T22B-03
New seismological evidence for fragmentation of the Tethys slab beneath Anatolia

Tuesday, 15 December 2015: 10:50
306 (Moscone South)
Rob M A Govers, Utrecht University, Dept. Geosciences, Utrecht, Netherlands and Andreas Fichtner, ETH Swiss Federal Institute of Technology Zurich, Zurich, Switzerland
Abstract:
When oceanic basins close after a long period of convergence and subduction, continental collision and mountain building is a common consequence. The eastern Mediterranean basin is the last remainder of a once hemispherical neo-Tethys ocean that has nearly disappeared due to convergence of the India and Africa/Arabia plates with the Eurasia plate.

New results from full waveform inversion for Anatolia give an unprecedented view on the crust and the upper mantle of the region. Based on highly accurate spectral-element simulations of seismic wave propagation in heterogeneous Earth models, full waveform inversion exploits complete seismograms – including body and surface waves – for the benefit of improved resolution. Furthermore, 3D structure in both crust and mantle is constrained jointly, thereby avoiding contamination from commonly applied crustal corrections. Second-order adjoint techniques provide quantitative estimates of direction- and position-dependent resolution length, which is essential for the interpretation of the model.

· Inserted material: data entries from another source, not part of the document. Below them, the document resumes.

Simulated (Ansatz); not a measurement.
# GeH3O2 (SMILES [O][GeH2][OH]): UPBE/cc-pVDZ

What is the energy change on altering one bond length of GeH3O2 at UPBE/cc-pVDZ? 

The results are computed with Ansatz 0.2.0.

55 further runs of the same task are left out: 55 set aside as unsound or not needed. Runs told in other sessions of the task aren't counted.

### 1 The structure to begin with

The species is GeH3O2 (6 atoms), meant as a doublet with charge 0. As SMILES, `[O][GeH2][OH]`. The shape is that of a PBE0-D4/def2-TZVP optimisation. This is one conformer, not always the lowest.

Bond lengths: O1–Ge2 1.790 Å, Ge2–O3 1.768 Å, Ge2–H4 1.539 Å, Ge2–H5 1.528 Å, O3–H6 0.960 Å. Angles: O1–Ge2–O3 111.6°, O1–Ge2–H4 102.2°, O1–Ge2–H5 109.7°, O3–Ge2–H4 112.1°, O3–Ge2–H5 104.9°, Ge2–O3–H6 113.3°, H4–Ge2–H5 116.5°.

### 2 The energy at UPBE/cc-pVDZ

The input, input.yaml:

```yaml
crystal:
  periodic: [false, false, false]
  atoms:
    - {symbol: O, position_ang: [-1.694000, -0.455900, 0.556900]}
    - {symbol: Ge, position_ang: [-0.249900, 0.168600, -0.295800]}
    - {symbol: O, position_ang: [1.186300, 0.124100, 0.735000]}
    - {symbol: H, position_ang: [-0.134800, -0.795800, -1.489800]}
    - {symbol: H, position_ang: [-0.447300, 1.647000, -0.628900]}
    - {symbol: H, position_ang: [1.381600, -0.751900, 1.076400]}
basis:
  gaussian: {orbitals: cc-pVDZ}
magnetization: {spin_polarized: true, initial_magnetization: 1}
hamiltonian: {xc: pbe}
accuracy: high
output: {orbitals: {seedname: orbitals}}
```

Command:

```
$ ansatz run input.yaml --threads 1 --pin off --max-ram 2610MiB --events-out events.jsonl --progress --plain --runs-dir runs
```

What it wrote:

The images connect major structures in the crust as documented in the geology, to features in the upper mantle that reflect the remnants of the convergence and collision. The results show a major discontinuity between western Anatolia lithosphere and the region to the east of it. It is the imprint of syn-collisional segmentation of the neo-Tethys slab, and separates the Aegean and west Anatolia regions from central and east Anatolia. While convergence between Africa and Europe continued, this initiated a period of lithospheric extension in the west and flat slab subduction in the east that set the stage for earthquake and volcanic activity in the region today. Slab segmentation is expected to have been relatively common just prior to closure of other oceans in the geological past, and may explain some of the complexity that geologists have documented in, for instance, the Tibetan plateau also.